Trick plays, fake punts, fourth downs. Why the Chiefs keep seeing the unexpected.

KANSAS CITY, Mo. — Film study prompts the game plan, and when it comes to this process, the Chiefs have one of the best in the industry. That's the way offensive coordinator Eric Bieniemy describes it.

His boss, he says, has become pretty darn good at anticipating what he will see any given week. Andy Reid has mastered exploiting his team's strengths, and he's equally keen on exploiting another's weakness.

But there's a wrinkle this year. Teams aren't quite themselves when they play the Chiefs. And that's the point.

They're deviating from tendencies. They're doing things nowhere to be found on film.

"Our staff, we're pretty much dead on when we feel that we're going to get something," Bieniemy said, "but there are no absolutes in anything in this game. We prepare our guys to expect the unexpected."

The unexpected has so often become the norm this season. It comes with the territory. When Chiefs coaches warned they would take an opposition's best shot now that they're the defending Super Bowl champions, it wasn't just lip service. It's playing out week after week.

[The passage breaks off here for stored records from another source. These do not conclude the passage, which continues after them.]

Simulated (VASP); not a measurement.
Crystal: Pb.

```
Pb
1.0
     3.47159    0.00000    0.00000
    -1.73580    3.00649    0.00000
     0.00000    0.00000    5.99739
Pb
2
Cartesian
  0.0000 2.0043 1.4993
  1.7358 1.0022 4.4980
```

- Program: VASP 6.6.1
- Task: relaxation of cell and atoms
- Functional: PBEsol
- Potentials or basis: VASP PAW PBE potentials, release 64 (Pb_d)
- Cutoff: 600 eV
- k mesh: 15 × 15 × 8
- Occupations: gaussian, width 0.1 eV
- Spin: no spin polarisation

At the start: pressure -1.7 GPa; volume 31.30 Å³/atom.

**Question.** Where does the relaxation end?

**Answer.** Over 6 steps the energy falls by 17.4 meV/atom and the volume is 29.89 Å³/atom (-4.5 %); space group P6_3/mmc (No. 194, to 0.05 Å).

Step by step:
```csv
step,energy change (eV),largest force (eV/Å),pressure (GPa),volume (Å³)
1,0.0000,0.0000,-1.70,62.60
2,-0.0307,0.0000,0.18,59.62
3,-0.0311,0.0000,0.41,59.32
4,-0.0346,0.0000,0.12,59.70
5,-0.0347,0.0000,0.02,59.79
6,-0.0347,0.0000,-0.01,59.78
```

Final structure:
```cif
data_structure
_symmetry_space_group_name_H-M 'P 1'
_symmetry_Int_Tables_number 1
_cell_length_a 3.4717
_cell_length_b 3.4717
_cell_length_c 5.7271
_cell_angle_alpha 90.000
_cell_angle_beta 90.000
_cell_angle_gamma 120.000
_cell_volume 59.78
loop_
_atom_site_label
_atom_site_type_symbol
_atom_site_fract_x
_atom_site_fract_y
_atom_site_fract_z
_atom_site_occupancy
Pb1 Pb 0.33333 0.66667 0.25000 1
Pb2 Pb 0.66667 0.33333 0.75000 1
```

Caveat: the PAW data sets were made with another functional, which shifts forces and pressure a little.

The Panthers arrived in Kansas City ready to take any and every shot they could. "He had the machine gun loaded," Reid said of Panthers coach Matt Rhule.

Rhule went for three fourth-down conversions ... and got them all. Set the tone early. Went for it on fourth-and-3 on the opening drive. Scored a touchdown on the play.

But it stretched beyond some decisions to keep the offense on the field. The Panthers tried to catch the Chiefs by surprise. Rhule called a fake punt on his second offensive drive, and then later said he had planned on calling it on the opening drive, but they never needed it as they marched down the field for a touchdown. He later called a surprise onside kick midway through the fourth quarter.

He called, in other words, the unexpected.

"I anticipate we'll get that from teams," Reid said. "It keeps you on your toes, and that's a good thing."

The Chiefs' domination is going to induce aggression. It's going to motivate teams to try to steal a possession here and there.

The Ravens did it early last season with fourth-down calls and two-point conversion attempts. Ravens coach John Harbaugh said they played it like any other game, even as the statistics indicated that wasn't entirely accurate.

But never has it become so regular. The Panthers weren't the first. They won't be the last. In some cases, teams are saving some plays specifically for Chiefs Week. After the Raiders beat the Chiefs in Week 5, defensive lineman Chris Jones said, "They came out with some formations we haven't seen on film. They caught us off guard a little bit."

Think about that. Through four weeks, the Raiders kept some formations hidden from film, only to roll them out in Kansas City.

It's an evident sign that some teams have decided a victory against the Chiefs means a little bit more than it might against anyone else. So why not save the playbook beforehand? Why not exhaust everything you have once that day arrives?

"That was just more of a 'hey what else can you do in the game?' " Rhule said this weekend. "We came to win. We came to play to win. We wanted to get a win and tried to play that way."

The trick plays — or those you can really only use once per season — are in every team's script. Nobody has more of them than the Chiefs. We all remember Smoked Sausage, Ferrari Right and Catch and Release. And that's just this season.

But teams are eating them up at a high volume against the Chiefs, a trend they don't anticipate will change anytime soon.

Instead, they must answer this: How do you prepare for something you've never seen?

"Always have a contingency plan," Bieniemy said. "So when it's all said and done with, we want our guys to feel confident about going into each and every game but also make sure if there's a look that they haven't quite seen, make sure we utilize our rules, focus on our fundamentals and allow ourselves to execute with great attention to detail."